23rd April 2012
Today I wish to return to a subject I discussed back on November 11th where I reviewed whether France could still be the "crowing cockerel" of Europe. Back then she was showing signs of an economic slowdown if you cared to look for them and this made me wonder if phrases like this uttered by her President Nicholas Sarkozy might be regretted.
"I want the world to see the victory of the European model, which has nothing to do with the excesses of financial capitalism."
When we see what has been inflicted on Portugal and Ireland and particularly Greece it is difficult to know whether to laugh or cry at the arrogance expressed here. Oh and it was also a misrepresentation as French banks made the mistakes of Anglo-Saxon ones!
The case for the defence
This is represented by France's overall performance over the credit crunch era where she has recovered ground which the UK for example has not. According to INSEE (her statistics office) her economy shrunk by 0.1% in 2008 and 2.7% in 2009 and then grew by 1.4% in 2010 and 1.7% in 2011. Her Gross Domestic Product is now just under 2 trillion Euros (1.9954).

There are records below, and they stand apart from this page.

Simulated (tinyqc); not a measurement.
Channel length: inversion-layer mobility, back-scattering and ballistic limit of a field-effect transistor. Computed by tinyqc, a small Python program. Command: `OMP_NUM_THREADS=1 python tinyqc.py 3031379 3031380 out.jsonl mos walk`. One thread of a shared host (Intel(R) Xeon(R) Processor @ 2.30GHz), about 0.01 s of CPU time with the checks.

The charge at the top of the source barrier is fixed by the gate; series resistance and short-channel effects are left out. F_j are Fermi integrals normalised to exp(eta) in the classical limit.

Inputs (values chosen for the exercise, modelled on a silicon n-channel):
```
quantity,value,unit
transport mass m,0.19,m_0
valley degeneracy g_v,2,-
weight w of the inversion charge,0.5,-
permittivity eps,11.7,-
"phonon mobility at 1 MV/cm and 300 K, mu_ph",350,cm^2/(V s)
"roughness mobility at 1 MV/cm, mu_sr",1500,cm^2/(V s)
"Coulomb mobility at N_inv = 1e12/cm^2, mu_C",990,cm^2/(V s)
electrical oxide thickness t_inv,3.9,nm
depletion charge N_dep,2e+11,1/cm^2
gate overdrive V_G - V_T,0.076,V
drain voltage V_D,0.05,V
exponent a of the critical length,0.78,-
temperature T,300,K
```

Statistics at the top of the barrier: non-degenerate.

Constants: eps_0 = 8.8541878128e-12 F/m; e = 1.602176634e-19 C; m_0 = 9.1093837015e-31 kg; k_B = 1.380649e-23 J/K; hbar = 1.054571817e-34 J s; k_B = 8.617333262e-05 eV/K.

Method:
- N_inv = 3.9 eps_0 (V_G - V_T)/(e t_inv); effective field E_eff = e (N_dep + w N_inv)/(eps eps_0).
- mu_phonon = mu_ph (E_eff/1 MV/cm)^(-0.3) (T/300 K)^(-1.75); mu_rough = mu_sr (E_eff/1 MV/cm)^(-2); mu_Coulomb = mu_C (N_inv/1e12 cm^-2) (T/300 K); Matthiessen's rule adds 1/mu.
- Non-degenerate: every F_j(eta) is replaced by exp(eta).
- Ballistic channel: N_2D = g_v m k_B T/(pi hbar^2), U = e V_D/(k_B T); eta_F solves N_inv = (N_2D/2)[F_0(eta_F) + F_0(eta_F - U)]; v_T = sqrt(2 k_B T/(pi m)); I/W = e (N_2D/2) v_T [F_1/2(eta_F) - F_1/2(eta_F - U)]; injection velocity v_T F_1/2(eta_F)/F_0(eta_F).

However even here there are signs of worry. For example the growth in 2011 relied on a strong performance in the second quarter of 2011 when it was 0.9%. Since then it has faded to 0.3% in the third quarter and 0.2% in the fourth.
What is the outlook for 2012?
If we look at the forecasts and analysis from INSEE we see one phrase which stands out.
"predicated on a flat economy"
As official forecasts tend to have some rose-tinting this is not inspiring and it is based on two expected developments. If we look at unemployment we see this.
"The unemployment rate stood at 9.4% (9.8% respectively including the French overseas territories) of the active population in Q3 2011. It should increase to 9.7% by mid-2012 (10.1% respectively including the French overseas territories)."
And as unemployment drifts higher INSEE expects France's trade performance to weaken in 2012.
"The rate of growth in exports at the end of 2011 is unlikely to grow maintained in early 2012………. The contribution of foreign trade to growth, which was clearly positive in Q4 2011, should become neutral through to the time horizon of the forecast."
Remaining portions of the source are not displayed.